Saturday, September 24, 2011

The Annotated Sausage and Rice Soup Recipe

I like food. I like to eat food. And sometimes, I like to make food. I can cook. I'm not a super-awesome cook (my mom is, though). I'm more of a baker than a cook, but cooking is more useful than baking. I mean, you CAN eat peanut butter cookies for dinner, but you SHOULDN'T. I'm always confused by people who say they can't cook. I'm one of those people who's like, "Um. Can you read? Because if you can read a recipe, you can follow it." Chances are, you'll turn out something eat-able.

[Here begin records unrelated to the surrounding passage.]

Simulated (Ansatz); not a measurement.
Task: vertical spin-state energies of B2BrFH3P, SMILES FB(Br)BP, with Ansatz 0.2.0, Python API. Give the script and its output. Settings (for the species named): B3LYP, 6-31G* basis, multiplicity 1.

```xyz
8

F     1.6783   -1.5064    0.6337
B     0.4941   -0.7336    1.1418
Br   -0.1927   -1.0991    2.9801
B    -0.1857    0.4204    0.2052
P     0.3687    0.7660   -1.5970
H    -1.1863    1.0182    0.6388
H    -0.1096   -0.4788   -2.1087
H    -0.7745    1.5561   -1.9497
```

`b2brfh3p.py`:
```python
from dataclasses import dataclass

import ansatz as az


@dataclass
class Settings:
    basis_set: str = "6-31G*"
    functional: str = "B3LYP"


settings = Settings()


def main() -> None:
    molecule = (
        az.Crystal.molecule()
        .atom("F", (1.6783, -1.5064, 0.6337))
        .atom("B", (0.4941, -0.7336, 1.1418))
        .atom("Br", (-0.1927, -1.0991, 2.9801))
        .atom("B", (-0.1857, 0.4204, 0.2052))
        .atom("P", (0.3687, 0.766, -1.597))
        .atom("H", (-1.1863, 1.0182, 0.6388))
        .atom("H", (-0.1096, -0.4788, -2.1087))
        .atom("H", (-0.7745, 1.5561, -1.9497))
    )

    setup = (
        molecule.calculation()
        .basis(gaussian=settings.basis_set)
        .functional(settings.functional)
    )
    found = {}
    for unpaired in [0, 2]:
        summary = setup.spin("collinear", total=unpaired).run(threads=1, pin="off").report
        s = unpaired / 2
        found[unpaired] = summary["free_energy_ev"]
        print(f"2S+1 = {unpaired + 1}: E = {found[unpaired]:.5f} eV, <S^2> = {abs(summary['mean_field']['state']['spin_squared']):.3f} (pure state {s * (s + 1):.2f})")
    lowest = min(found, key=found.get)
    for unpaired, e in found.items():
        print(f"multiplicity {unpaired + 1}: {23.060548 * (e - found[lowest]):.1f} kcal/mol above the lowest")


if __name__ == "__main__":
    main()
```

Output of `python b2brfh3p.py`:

I like soup. Especially in the fall and winter. You probably do, too. So, read this recipe that I mostly made up! I don't measure things, really, so don't expect me to tell you to add 1 cup or 1 tablespoon of something. It won't matter so if you like a lot of something, add more. If you don't like it, add less or not at all.

Ingredients:
1 quart of chicken stock
1 can diced tomatoes
1 can tomato sauce (not spaghetti sauce)
1 can white (cannelini) beans

Carrots
Celery
Onion
Minced garlic (I'm lazy and buy a jar of minced garlic. If you're a better person than me, mince some up fresh!)

Rice (I use those boil-in-a-bag-things. I find rice...challenging.)

4 (or however much) patties (or actual sausages, cut the casing and squeeze out the sausage. This is actually really fun!) of Italian sausage (I used sweet but it's entirely up to you. If you live on the wild side, use hot!)

All seasonings are subject to change. Add whatever sounds good.
Oregano
Seasoned salt
Black pepper
Bay leaf
Crushed red pepper
Fresh herbs would be really good. If you have some fresh basil or oregano, chop some up! Just not cilantro. I fucking hate cilantro.

Directions:
Brown sausage, breaking into teeny pieces

Chop vegetables, put a little water on them and toss in microwave for a few minutes to soften them up (this isn't required. It just makes it cook faster). Coat bottom of large pot with olive oil, add vegetables and some minced garlic. Cook until onions start to look translucent. Add stock, tomato sauce and a can or two of water. Rinse white beans and add. Add sausage. Add seasonings. (I don't measure, so add until it looks right.) Bring to a boil and then simmer for 45 minutes or so. Cook rice according to package instructions. Drain and add rice to soup. Simmer for awhile longer. Remove bay leaf.

Eat with grated cheese and bread.

If storing, cool for no more than two hours and then refrigerate or freeze.

  • The soup will be fairly zippy and spicy. The spiciness will mellow by the next day.
  • I cook the sausage and rice separately for the following reasons: 1. I'm too much of a food safety ninny to add raw meat to soup 2. Cooking the rice in the soup would sop up all the broth and make it taste all starchy.
  • This is a really good base for soups. You could add tortellinis and a handful of baby spinach for tortellini soup. You could add different vegetables for minestrone, or pasta for pasta fagioli.
  • If you're a vegetarian, you could certainly use vegetable broth and soy sausage (they have that, right?). Whatever. I'm not the boss of you.
  • I always, always, always forget to remove the bay leaf. I should start handing out a prize for whoever gets the bay leaf in their bowl of soup.